Mapping

Concepts

Geocodr supports multiple classes of objects. You can uses classes to separate different types of objects, for example parcel information, addresses or point of interest. End-users can select one or more classes when calling the API.

Each class contains one or more collections. You can use collections to build different indices for objects with different attributes. For example addresses have house numbers and street names, but neighborhoods have only a name and a city it belongs to. A Geocodr collection is tied to one Solr collection.

The tutorial contained a single class (address) and two collections (boroughs and streets). If you had a dataset with all house numbers, then you would add that to a new collection (e.g. addresses or housenumbers) belonging to the same address class. A dataset with shops would belong in a different class (e.g. pois).

Each collection is stored in a separate Solr collection. Each collection can have a different set of fields and you can configure which fields should be indexed and how they should be processed before indexing. This is configured in the Solr schema for each collection and is not specific to Geocodr.

Geocodr queries each collection with your search query. These queries run in parallel. The results are merged back together to a single result set. The sort order is defined by the scoring which can be adjusted by your collection definition.

Searching

Solr schema

We use a simple analyzer for string fields like street or city names with a standard tokenizer and normalization filters applicable for our language. You can improve results by harmonizing your data and queries with charFilter (PatternReplaceCharFiltersFacotry) as necessary. For example: The example schemas abbreviate the common suffix Straße (street) to str.

We use NGramFilterFactory and EdgeNGramFilterFactory for fuzzy and prefix matches. See below.

Please refer to the geocodr-mv repository for a complex example.

Geocodr mapping

Geocodr loads the definition of your collections from a mapping file. The geocodr and geocodr-api tool use the --mapping option to pass the file name of this mapping file.

The mapping file is a Python script. Each collection is a subclass of geocodr.search.Collection.

Most mapping options can be set by class variables on your custom collection classes. Basic options are class_ and name.

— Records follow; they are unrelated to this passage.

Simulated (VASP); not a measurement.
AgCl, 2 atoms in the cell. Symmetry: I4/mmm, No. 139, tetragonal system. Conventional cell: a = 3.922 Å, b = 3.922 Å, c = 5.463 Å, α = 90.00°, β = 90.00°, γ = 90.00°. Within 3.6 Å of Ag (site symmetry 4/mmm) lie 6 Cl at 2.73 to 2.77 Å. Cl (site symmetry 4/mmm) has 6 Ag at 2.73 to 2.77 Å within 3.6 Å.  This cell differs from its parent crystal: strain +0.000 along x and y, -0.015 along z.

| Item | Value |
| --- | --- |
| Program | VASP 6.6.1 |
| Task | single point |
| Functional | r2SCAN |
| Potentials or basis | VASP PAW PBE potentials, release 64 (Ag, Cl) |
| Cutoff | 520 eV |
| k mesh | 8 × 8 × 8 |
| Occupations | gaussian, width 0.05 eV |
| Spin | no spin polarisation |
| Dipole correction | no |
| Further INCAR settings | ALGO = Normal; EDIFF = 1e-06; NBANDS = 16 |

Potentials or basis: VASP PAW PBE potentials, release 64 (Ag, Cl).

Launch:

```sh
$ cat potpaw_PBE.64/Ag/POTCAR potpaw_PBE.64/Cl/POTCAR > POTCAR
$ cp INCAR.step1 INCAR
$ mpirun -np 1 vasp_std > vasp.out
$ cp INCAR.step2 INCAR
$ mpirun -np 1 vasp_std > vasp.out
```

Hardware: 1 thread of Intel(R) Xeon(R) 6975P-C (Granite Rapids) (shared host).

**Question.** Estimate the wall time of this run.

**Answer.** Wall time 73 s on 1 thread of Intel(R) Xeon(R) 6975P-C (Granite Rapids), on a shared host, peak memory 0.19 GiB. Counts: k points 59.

Here is a minimal example:

from geocodr.search import Collection

class Street(Collection):
   class_ = 'address'         # class for grouping similar collections
   class_title = 'Addresses'  # human readable class name
   name = 'streets'           # name of the Solr collection
   title = 'Streets'          # human readable name of the collection

Please refer to the geocodr-mv repository for a complex mapping file.

Exact matches

You need to define qfield with a list (or tuple) of all fields that should be used for searching. Geocodr splits the query string into terms and each term needs to be found in at least one of the qfields. You can apply different boosts by appending the boost value with ^.

For exact matches:

class Street(Collection):
   qfields = (
      SimpleField('city_name') ^ 2.0,
      SimpleField('street_name') ^ 3.0,
   )

A query for ‘rostock amberg’ will query Solr with a query similar to (city_name:rostock or street_name:rostock) and (city_name:amberg or street_name:amberg). Remember that Solr passes each term trough the tokenizer and filter of each field. Depending on your schema, these exact matches are still case insensitive, diacritics (like ä, é, ñ) will be normalized, etc..

Fuzzy matches

We use NGramField for fuzzy search, which accepts incomplete terms and spelling errors:

class Street(Collection):
   qfields = (
      SimpleField('city_name') ^ 2.0,
      NGramField('city_name_ngram') ^ 1.0,
      SimpleField('street_name') ^ 3.0,
      NGramField('street_name_ngram') ^ 1.0,
   )

NGramField requires a Solr field with NGramFilterFactory filter. NGramField builds 3-grams by default. A search term amberg generates the amb, mbe, ber and erg tokens. Solr would return results as soon as a single 3-gram is matched. Since this is not desired for our geocoding, Geocodr builds a Solr phrase search to get finer control of the results. For amberg we search for the phrases amb mbe ber erg and require that at least 3 phrases (n-grams) match. A longer search term tolerates more missing n-grams.

The boost for n-gram fields should be lower so that exact matches score higher.

Note that Solr analyzers and filters are not applied. You need to implement any filter in your own subclass. GermanNGramField is such a subclass for fields with NGramFilterFactory and GermanNormalizationFilterFactory.

Prefix matches

A PrefixField can be used to match (partial) post codes:

class Postcodes(Collection):
   qfields = (
      PrefixField('postcode')),
   )

PrefixField requires a Solr field with EdgeNGramFilterFactory filter. Terms are matched from left. The term 123 will generate a Solr query similar to postcode:123*.